What will happen to my retirement fund in a divorce?

Most people in Fairfax and Leesburg have a lot of wealth tied up in their retirement plans.

Some in the area may have a 401(k) plan through their private employers, while public employees and others may be entitled to a retirement pension after so many years of service.

Still others may have private retirement plans, like an Individual Retirement Account or some other retirement plan.

Virginia residents rely on these funds so that they will have a stream of income after they retire so that they can enjoy their Golden Years. Without these funds, a person could wind up having to rely exclusively on government assistance, charity or friends and relatives.  If they are able to do so, they may have to just keep working.

Divorce will probably mean a cut a retirement funds

Under Virginia law, most retirement funds, including contributions during the marriage and the fund’s return on investment during the marriage, will be considered marital property.

In a divorce, a judge will divide all marital property in an equitable manner.

What this means when it comes to retirement plans is that both spouses are entitled to their respective fair share, with the judge deciding what fair looks like depending on the couple’s circumstances.  This is true even if the person holds a retirement plan in his or her sole name.

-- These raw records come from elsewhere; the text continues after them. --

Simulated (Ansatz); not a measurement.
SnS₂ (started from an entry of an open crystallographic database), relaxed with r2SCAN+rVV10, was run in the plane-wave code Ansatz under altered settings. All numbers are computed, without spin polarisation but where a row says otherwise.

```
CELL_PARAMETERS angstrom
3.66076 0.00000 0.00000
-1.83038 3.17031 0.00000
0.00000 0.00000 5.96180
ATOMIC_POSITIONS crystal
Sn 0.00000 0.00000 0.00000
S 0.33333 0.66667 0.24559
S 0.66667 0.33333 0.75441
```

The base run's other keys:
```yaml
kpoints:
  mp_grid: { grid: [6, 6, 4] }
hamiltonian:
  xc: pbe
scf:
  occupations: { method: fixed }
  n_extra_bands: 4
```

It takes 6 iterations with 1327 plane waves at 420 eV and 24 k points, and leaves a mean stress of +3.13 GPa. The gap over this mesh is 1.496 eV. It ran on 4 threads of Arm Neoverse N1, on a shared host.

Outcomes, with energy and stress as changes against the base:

Unless one spouse agrees to come up with another way of paying the other spouse off, chances are that the other spouse will be entitled to up to a 50% share in retirement funds. Someone going into a divorce will need to account for this when reviewing his or her retirement goals.

Valuation of pensions

Some retirement plans, like a 401(k), may be relatively easy to put a value on, as it is fairly simple to look up a cash value for this type of retirement plan.

There may, however, be some questions as to which dates the court should use to determine the value of the plan at the beginning and the end of the marriage.

Pensions are harder to put a value on since doing so will mean converting the promise of a future income stream into a lump sum. Most frequently, people do not try to obtain a present value of the pension because the analysis involved is not absolute and can be distorted based on presumptions that are made when conducting the calculation.  However, doing this may be helpful and it will likely require the help of an actuary or other expert with skill in reviewing and evaluating pensions.

The reason getting an accurate value on a pension is important because it may help in the settlement negotiations when dividing up assets. Over-estimating the value of a pension will mean that a person may wind up unfairly losing a lot of his or her income.  It is unlikely though that a judge would consider the pension valuation during a contested trial, but instead would focus on dividing the pension interest based on the coverture fraction.


On the practical side, dividing up a retirement plan will require the parties to prepare and submit the appropriate paperwork to the plan’s administrator. This paperwork can be complicated and requires attention to detail, as mistakes can have negative tax consequences, hold up the proceeding or lead to an incorrect property division.